/Airwallex-Exchange-Rate-Monitor

Coding challenge for Airwallex. Written in Python, and uses Pydantic data models.

Primary LanguageHTML

codecov

Summary

Coding challenge for Airwallex. For details on the challenge, see Challenge.md.

Time given: July 16 Friday 6PM - July 19 9AM

This program:

  • Reads from input jsonline file passed via command line argument,
  • convert each line into a CurrencyConversionRate object after validating data,
  • uses the MovingAverageMonitor singleton object to monitor the conversion rates for each currency pair, and continuously updating the moving averages based on the latest n records as specified in config.py.
  • When the percentage difference between a new conversion rate, and the current moving average exceed the acceptance threshold, the program will print to the console and log that alert to the output file, which is saved in the output directory.
  • All logs are captured and stored in logs directory as well.
  • Every line of code in conversion_rate_analyzer, with some exceptions, are covered by tests.

Run

After installing the dependencies by running pip install -r requirements.txt, from the project root directory, run

python conversion_rate_analyzer/main.py <input.jsonl>

Example:

python conversion_rate_analyzer/main.py example/input1.jsonl

Test

Without Docker

From the project root directory, run

make test
make clean

This will run the tests, generate code coverage report, and then remove the artifacts created by the tests.

With Docker

From the project root directory, run

docker-compose up --build
docker-compose down

The Dockerfile and docker-compose.yml are already configured to start the container and automatically run all the tests.

About

Outputs

  • The program makes use of extensive logging. As such, while the prompt asked for the jsonlines to be printed to the standard output, I designed the logging to print the alerts in a more human-friendly format.
  • The specified jsonline output for spot rate change is saved to output file in output directory.
  • Logs are saved in the logs directory.

Output Jsonlines

misc/output.png

Logging

misc/log.png

Design

Based on the assumption that new data point for each conversion rates are received every second, the number of data points received per second is

P(n,2) = n! / (n-2)!

Where n is the number of currencies that Airwallex supports.

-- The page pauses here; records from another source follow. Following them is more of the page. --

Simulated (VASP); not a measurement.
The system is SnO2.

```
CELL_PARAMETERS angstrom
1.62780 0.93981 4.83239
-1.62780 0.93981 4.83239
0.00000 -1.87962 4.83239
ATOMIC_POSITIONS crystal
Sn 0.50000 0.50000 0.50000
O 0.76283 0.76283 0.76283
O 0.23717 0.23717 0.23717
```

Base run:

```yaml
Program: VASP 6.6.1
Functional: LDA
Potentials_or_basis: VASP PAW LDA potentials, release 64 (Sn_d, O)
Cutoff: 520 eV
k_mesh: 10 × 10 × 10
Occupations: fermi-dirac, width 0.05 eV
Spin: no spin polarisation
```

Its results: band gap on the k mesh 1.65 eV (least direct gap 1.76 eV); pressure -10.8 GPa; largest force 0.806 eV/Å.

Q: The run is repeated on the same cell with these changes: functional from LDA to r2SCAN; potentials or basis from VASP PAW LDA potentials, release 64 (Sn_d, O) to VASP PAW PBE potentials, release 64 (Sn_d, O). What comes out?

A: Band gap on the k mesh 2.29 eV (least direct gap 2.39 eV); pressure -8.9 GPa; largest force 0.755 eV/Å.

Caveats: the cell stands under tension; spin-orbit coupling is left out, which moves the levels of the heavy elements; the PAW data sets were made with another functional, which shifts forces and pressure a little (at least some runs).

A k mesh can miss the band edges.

If n = 100, then P(100, 2) = 9900 data points will need to be processed every second.

Updating Moving Averages

To avoid having to compute the sum of all the elements in the queue every time, MovingAverageMonitor keeps track of the sum and count of all the items in the queue. When the queue is full and new data arrives, the dequeued conversion rate is subtracted from the sum, and then the new conversion rate is added. By doing this, maintaining the updated moving average conversion rate is a constant time operation.

Formally,

misc/equation.png

Data structure considerations

For keeping track of moving averages, Queue and PriorityQueue, which are included in the queue standard library were considered.

Tradeoff: Speed vs Correctness of Moving Average

  • Queue
    • Enqueue / Dequeue: O(1)
    • If currency exchange rate data arrives out-of-order, items in the queue will be dequeued in the order that they came in.
    • Moving averages can be inaccurate when items are dequeued in the order in which they were inserted in.
      • If the maxsize is big enough, the error that arises as a result of out-of-order data points will be minimized.
  • PriorityQueue
    • Enqueue / Dequeue: O(log n)
    • Even if currency exchange rate data arrives out-of-order, items will still be dequeued according to priority (timestamp), thereby retaining the accuracy of moving averages.
      • As long as data points are not lost in transit (or even if they get lost, they simply need to be retransmitted out-of-order), the moving average will be correct.

Performance Comparison

To compare the performance between the two, three versions of dummy data was generated.

For generating dummy data, 109 currencies were used to generate 11772 possible currency pairs.

Then, using all currency pairs, dummy conversion rate data was generated for durations of 1 second, 1 minute, and 5 minutes.

The primary objective of this benchmarking is to ensure that at this scale, all 11772 data points can be processed faster than the interval in which they arrive at, with enough "room" to allow further processing of each conversion data (especially since this program is written in Python).

For each size of dummy data, enqueue and dequeue operations were executed for every data point. Furthermore, each dummy data was processed 10 times to rule out outliers.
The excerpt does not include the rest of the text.